As teens grow and gain their independence, it’s inevitable that they’re going to have opinions that we disagree with and make choices that we don’t understand.
When we’re trying to guide teenagers toward making good choices, nothing shuts down communication quicker than lecturing.
It seems counter-intuitive: we have all of this knowledge and experience, so why shouldn’t we share it? If our kids come up to us with ideas that we can clearly see are wrong, why not set them straight?
What doesn’t work
When we want to tell our teens what to do, it’s to teach them right from wrong. This is a great goal, but lecturing can backfire, making it harder for them to understand and respect our values.
I don’t know why people get all upset and freak out about drugs. If I hear you talk like that again, you’ll see the true meaning of freaking out.
I think I want to be a tattoo artist. I don’t need to finish high school for that. What are you, crazy? I can’t believe you said that. You have to finish high school.
My English teacher is such a jerk. I wouldn’t mind if she died. How dare you say that? She has to put up with a class of rowdy kids and make sure you know everything you need to go on to college.
Generally, our reaction to these scenarios is a roaring “NO WAY.” We don’t want our kids doing drugs, dropping out of school, or wishing death on authorities. But how effective is this approach at keeping our kids safe?

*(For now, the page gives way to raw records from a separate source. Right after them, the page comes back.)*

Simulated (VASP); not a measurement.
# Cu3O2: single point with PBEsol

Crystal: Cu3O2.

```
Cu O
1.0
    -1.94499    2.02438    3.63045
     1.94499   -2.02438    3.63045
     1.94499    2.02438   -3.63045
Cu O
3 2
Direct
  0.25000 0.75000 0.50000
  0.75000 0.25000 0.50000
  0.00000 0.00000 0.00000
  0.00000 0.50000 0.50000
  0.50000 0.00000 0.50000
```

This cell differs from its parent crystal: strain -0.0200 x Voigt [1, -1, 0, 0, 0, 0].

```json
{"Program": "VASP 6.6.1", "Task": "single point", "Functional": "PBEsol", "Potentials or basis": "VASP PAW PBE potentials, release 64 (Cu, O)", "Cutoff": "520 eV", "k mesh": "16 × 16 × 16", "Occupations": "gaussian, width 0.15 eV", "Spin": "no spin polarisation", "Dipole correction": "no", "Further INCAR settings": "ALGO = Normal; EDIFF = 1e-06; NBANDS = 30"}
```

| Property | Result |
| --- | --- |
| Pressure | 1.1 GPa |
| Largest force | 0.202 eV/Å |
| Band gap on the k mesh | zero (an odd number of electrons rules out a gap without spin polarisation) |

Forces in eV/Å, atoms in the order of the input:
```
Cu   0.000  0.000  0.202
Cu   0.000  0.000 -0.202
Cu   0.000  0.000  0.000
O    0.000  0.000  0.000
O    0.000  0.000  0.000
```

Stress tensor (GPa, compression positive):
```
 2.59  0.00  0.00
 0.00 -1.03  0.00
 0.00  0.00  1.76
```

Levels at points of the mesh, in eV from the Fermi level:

While reactions might get short-term compliance, they’re unlikely to change any hearts and minds.
Instead of learning right and wrong, many teens instead learn to not mention these topics.
How teenagers learn
Teenagers learn, not through lectures, but through their own experience, thoughts, and feelings.
Before teens are ready to listen, they need to know we care about their views. This isn’t done by saying something stilted, like “I care about your views,” but through acknowledging what they seem like they’re thinking or feeling.
Let’s look at some of the feelings underneath the examples:
I don’t know why people get all upset and freak out about drugs. They’re probably feeling dismissed, coddled, or discounted.
I think I want to be a tattoo artist. I don’t need to finish high school for that. They’re thinking about the future and maybe unsure of the path we set them on.
My English teacher is such a jerk. I wouldn’t mind if she died. They probably feel angry.
When you both feel heard
Shifting our conversations to include the feelings and thoughts of teens can actually make them more receptive to the information we’d like to share. It can feel awkward at first if we’re used to just giving orders. Like any skill, the more we practice it, the easier it becomes.
This kind of dialogue sets us up to be ongoing supports as they come to their own conclusions. We don’t sidestep our opinions, but we let them feel seen and understood first. This helps turn a confrontation into a conversation and makes it go smoother for everyone.
Let’s look at one of the examples where we react by listening and asking about their feelings. If we were to briefly summarize that conversation, it might look something like this:
I don’t know why people get all upset and freak out about drugs.
Like they’re treating you like a baby and telling you what do do?
Yeah. Like, what’s the big deal? Why do they care?
Why do you think?
To keep me from having fun.
Maybe that’s a trade off they want to take - safety for fun. Did you know that police have found drugs that are laced with formaldehyde and other nasty stuff?
That’s gotta be overblown. I’m not going to believe anything some police officer says.
Why don’t you look it up and let me know what you find? I know you don’t like the speakers your school brings in, but you know what they say: “Even a broken clock is right twice a day.”
By acknowledging their feelings and giving them a chance to figure it out for themselves, we’re letting the teens take the lead in adopting healthy behaviors.
Acknowledging teen’s feelings can have a snowball effect - when teens know they’re likely to be heard, they are more honest about their feelings. When we continue acknowledging their feelings, they feel even more empowered to share with us.